URLs (Uniform Resource Locators) enable the identification of files, within folders, within domains within a country. The information is transferred with something called HTTP (Hypertext Transfer Protocol) which is ‘how’ we make requests for information on the WWW. (Lecture materials)

Berners-Lee understood that in OLE (object linking or embedding) information can either be file –centered (embedding) or document-centered (linking). The WWW emerged through DOCUMENT CENTERED THINKING. Software that could ‘read’ images and graphics within documents helped with the growth of the WWW. The organization of information on the WWW is based on the linking of documents, which is non-linear and reflexive. That is the basis of the programming language HTML which is written specifically ‘document centered’ rather than ‘file centered’ for this system.

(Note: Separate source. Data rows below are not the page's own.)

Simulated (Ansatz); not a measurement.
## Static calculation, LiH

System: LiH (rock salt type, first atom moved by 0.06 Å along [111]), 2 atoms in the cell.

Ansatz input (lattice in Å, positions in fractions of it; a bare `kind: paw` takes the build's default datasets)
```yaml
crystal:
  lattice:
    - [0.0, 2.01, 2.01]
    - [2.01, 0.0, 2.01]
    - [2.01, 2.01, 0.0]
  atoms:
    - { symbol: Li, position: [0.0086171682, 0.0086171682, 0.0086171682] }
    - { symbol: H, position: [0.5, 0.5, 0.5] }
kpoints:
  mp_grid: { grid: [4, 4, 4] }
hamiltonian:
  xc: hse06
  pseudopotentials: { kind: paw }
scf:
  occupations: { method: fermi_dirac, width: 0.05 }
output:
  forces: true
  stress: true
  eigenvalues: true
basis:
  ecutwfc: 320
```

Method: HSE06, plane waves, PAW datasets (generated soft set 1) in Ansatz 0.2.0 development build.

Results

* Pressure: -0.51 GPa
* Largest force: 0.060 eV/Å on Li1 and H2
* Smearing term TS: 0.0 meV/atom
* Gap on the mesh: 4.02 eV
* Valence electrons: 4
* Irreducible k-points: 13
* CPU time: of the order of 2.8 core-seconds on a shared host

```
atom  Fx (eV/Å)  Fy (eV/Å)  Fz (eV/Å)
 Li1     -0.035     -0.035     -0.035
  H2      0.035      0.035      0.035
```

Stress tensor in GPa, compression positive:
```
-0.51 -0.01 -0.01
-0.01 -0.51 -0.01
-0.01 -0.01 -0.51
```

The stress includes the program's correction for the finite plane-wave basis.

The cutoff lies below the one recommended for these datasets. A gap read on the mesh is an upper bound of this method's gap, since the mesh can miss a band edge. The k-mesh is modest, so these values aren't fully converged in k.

There is a language of HTML by which the WWW works otherwise it wouldn’t know how to transfer binary code. Data is held in packets and http, ftp, and telnet is governed by a set of protocols called TCP/IP. (Lecture materials)

‘Mark-up’ in the WWW is particularly important, and this is why we need to learn to ‘code’ in HTML because we are ‘marking-up’. This was born out of the idea of Berner-Lee’s ‘hypertext’, which is a means of “adding value to information”. (Lecture materials) Hypertext is a section of text within a document that incorporates links to other parts of the document or other documents. (Lecture materials)

As an undergrad, the Creative Writing department was buzzing about this new thing called ‘hypertext’ and everyone was including this ‘tool’ in their dissertations. Poetry students showed me work that linked to all different places. I was stunned by it 13 years ago. Little did I know that was the beginning of HTML.

HTML allows text and images to be appropriately formatted and subsequently exchanged on the WWW, which explains why I had problems with embedding links into blog posts, but I needed to understand HTML CODE to do it properly. This is empowering as a budding information manager because I don't want to call IT when I have a problem.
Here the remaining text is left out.